Albright, N. Korean Leader Hold Upbeat Talks

TIMES STAFF WRITER

In a day of historic dialogue and spectacular pageantry, reclusive North Korean leader Kim Jong Il met Secretary of State Madeleine Albright on Monday for talks on promoting detente between their longtime rival nations. U.S. officials described the sessions as "substantive" and "very useful."

Neither side divulged specifics about the initial negotiations, which were unexpectedly moved up a day by the North Koreans to allow more face-to-face time between Kim and Albright. But the two clearly felt comfortable with each other after three hours of intense talks, two hours at a flashy spectacle resembling a Super Bowl halftime show and an Olympics opening ceremony combined, and a long working dinner.

"There is great distance between our two lands, but we are starting to discover to our benefit that there is no barrier to improving ties," Albright said in a toast at the dinner.

The most critical issues in the delicate negotiations are North Korea's weapons of mass destruction, particularly its advanced ballistic missile program; terrorism; and the future of the Korean peninsula. Albright acknowledged that the differences can't be eliminated overnight. She said the two sides should be pragmatic and understand that the road to full diplomatic ties "remains uphill."

Albright also said that the two sides must learn from the past that confrontation is no longer the path to progress and that they must follow through on pledges to eliminate tension based on military threats, a reference to Pyongyang's nuclear capability and advanced ballistic missiles. They must build confidence by opening "new avenues of communication, commerce and contacts," she said.

"We must each do our part if the Cold War is truly to end," Albright added. And in language that American officials conceded would have been unthinkable even a few months ago, she added: "America's symbol is the eagle, a bird that soars, and North Korea's pride are mountains that scrape the skies. There is no obstacle that we cannot overcome if we make a strategic decision to do so together."

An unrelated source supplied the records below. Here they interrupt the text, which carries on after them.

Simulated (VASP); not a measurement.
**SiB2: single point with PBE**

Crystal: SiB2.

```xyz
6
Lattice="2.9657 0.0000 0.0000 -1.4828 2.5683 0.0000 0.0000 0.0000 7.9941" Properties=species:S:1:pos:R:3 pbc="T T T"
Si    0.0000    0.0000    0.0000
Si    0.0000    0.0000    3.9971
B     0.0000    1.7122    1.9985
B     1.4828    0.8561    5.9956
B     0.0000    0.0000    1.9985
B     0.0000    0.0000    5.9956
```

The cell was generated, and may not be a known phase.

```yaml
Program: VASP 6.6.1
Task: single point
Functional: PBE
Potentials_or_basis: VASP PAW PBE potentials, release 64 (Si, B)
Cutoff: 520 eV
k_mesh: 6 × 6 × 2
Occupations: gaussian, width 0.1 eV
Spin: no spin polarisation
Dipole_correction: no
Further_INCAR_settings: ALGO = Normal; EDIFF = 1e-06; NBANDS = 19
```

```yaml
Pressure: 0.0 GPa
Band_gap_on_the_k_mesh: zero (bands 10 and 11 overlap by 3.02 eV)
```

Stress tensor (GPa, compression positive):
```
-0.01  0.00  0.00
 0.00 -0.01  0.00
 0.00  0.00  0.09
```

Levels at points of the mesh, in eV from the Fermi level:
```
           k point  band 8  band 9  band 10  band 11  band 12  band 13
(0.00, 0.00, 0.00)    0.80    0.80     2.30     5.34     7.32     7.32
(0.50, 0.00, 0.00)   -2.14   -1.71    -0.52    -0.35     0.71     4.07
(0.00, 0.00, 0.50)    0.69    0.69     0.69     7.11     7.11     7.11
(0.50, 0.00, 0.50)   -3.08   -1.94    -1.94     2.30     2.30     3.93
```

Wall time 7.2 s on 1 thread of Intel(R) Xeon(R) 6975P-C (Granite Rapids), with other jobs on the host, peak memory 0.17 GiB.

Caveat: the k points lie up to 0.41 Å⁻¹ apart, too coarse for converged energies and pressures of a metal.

The result, she said, could be reconciliation and reunification of the Korean peninsula and "more normal and prosperous relations" between Washington and Pyongyang.

For the North Koreans, Vice Marshal Cho Myong Nok, who is the country's second-most-powerful official, toasted Albright's visit as an "important step forward" to promote "peace, detente and reconciliation."

Establishing good relations is "entirely in the interests" of both countries but is also important for security on the Korean peninsula and in northeast Asia, he said.

Earlier in the day, when she arrived for talks with Kim at a government guest house adorned with crystal chandeliers, lime green carpet, pink and white orchids, and caged parakeets, Albright denied that the breathtaking pace of the U.S.-North Korean initiative was too fast, as some critics contend.

The improving relationship between the long-standing rivals was evident Monday when Albright visited a kindergarten where children benefit from U.S. food aid. About 67% of international food aid to North Korea comes from the United States, and it has saved hundreds of thousands--and maybe millions--of lives, said Douglas Broderick, head of the U.N. World Food Program's office in Pyongyang.

Washington began sending food in 1995 after a pact that froze North Korea's nuclear program in exchange for aid in building nuclear reactors to provide energy. Pyongyang agreed to the deal in part because of a persistent economic decline that created massive food shortages.

According to a 1998 UNICEF survey, about 62% of North Korea's children suffered from chronic malnutrition or stunted growth, while 16% suffered from severe wasting or acute malnutrition. North Korea was making a comeback last year after good crops, but this year it was hit hard by a summer drought.

In August and September, flooding caused massive destruction of homes and infrastructure. The combined losses caused by the drought and flooding total about $6 billion for one of the world's most impoverished countries.

Although malnutrition is not as rampant as it was two years ago, the food situation is still "quite perilous," Broderick said, and as a result, U.S. food aid has further opened the door for the diplomatic thaw.

At Jongbeck School No. 2, where U.S. food aid now provides three basic meals for the children, Albright was serenaded by 5- and 6-year-olds. The secretary joined in a national dance.

But the opening day of talks also reflected ongoing differences between the two nations. The cult of the two Kims, North Korea's father-and-son dictators, was evident when Albright was asked to make her opening stop at the former palace of Kim Il Sung, the country's founding father. The palace has been converted into a museum and mausoleum for the so-called Great Leader, who died six years ago.

The elder Kim, who ruled during the 1950-53 war in which about 33,000 Americans lost their lives, lies in a glass casket, much like Mao Tse-tung in Beijing and Vladimir Lenin in Moscow. Albright was escorted past the casket, although she did not lay a wreath, U.S. officials said.

The strict Stalinist roots of this isolated country also were evident after the initial round of talks when the regime hosted a pageant in the national stadium. About 100,000 young musicians, dancers, singers, gymnasts and others performed a 70-minute extravaganza of routines, each against a backdrop of pictures formed by tens of thousands of hand-held placards.

Most of the images reflected the cult of the two Kims, but the placards also were used to show long-range missiles, the most contentious issue facing negotiators and the prime reason the U.S. is considering a national missile defense system.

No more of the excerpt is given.